That is absolutely possible. When you define you Stream operator, you specify the join window size explicitly.
KStream stream1 = ...;
KStream stream2 = ...;
long joinWindowSizeMs = 5L * 60L * 1000L; // 5 minutes
long windowRetentionTimeMs = 30L * 24L * 60L * 60L * 1000L; // 30 days
stream1.leftJoin(stream2,
... // add ValueJoiner
JoinWindows.of(joinWindowSizeMs)
);
// or if you want to use retention time
stream1.leftJoin(stream2,
... // add ValueJoiner
(JoinWindows)JoinWindows.of(joinWindowSizeMs)

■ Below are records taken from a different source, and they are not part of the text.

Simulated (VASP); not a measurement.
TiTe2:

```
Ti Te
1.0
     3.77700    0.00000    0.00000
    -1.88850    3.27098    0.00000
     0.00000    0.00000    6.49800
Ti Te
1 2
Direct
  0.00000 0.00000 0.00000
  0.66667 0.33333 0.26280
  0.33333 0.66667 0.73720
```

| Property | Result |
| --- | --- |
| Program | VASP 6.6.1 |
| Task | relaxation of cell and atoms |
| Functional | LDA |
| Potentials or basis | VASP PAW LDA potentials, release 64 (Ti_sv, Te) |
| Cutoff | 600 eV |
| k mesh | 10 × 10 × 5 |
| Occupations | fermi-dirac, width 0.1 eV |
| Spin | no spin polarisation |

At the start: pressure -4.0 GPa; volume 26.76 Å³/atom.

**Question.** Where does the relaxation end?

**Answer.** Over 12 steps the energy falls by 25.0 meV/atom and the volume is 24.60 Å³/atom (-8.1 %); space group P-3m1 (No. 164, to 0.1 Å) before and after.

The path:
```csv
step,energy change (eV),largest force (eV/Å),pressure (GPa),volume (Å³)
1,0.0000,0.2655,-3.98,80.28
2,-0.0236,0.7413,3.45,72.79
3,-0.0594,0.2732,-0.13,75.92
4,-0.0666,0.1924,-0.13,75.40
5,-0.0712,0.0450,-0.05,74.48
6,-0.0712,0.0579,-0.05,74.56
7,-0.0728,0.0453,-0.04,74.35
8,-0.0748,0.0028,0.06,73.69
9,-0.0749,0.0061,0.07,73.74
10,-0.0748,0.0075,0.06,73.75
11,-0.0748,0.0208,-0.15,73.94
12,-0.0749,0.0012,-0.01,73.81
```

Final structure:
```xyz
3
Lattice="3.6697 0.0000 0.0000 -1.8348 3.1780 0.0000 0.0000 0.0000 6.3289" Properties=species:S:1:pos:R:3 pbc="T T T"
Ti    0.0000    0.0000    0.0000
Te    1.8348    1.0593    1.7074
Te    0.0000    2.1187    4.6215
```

.until(windowRetentionTimeMs)
);
See http://docs.confluent.io/current/streams/developer-guide.html#joining-streams for more details.
The sliding window basically defines an additional join predicate. In SQL-like syntax this would be something like:
SELECT * FROM stream1, stream2
WHERE
stream1.key = stream2.key
AND
stream1.ts - before <= stream2.ts
AND
stream2.ts <= stream1.ts + after
where before == after == joinWindowSizeMs
in this example. before
and after
can also have different values if you use JoinWindows#before()
and JoinWindows#after()
to set those values explicitly.
The retention time of source topics, is completely independent of the specified windowRetentionTimeMs
that is applied to an changelog topic created by Kafka Streams itself. Window retention allows to join out-of-order records with each other, i.e., record that arrive late (keep in mind, that Kafka has an offset based ordering guarantee, but with regard to timestamps, record can be out-of-order).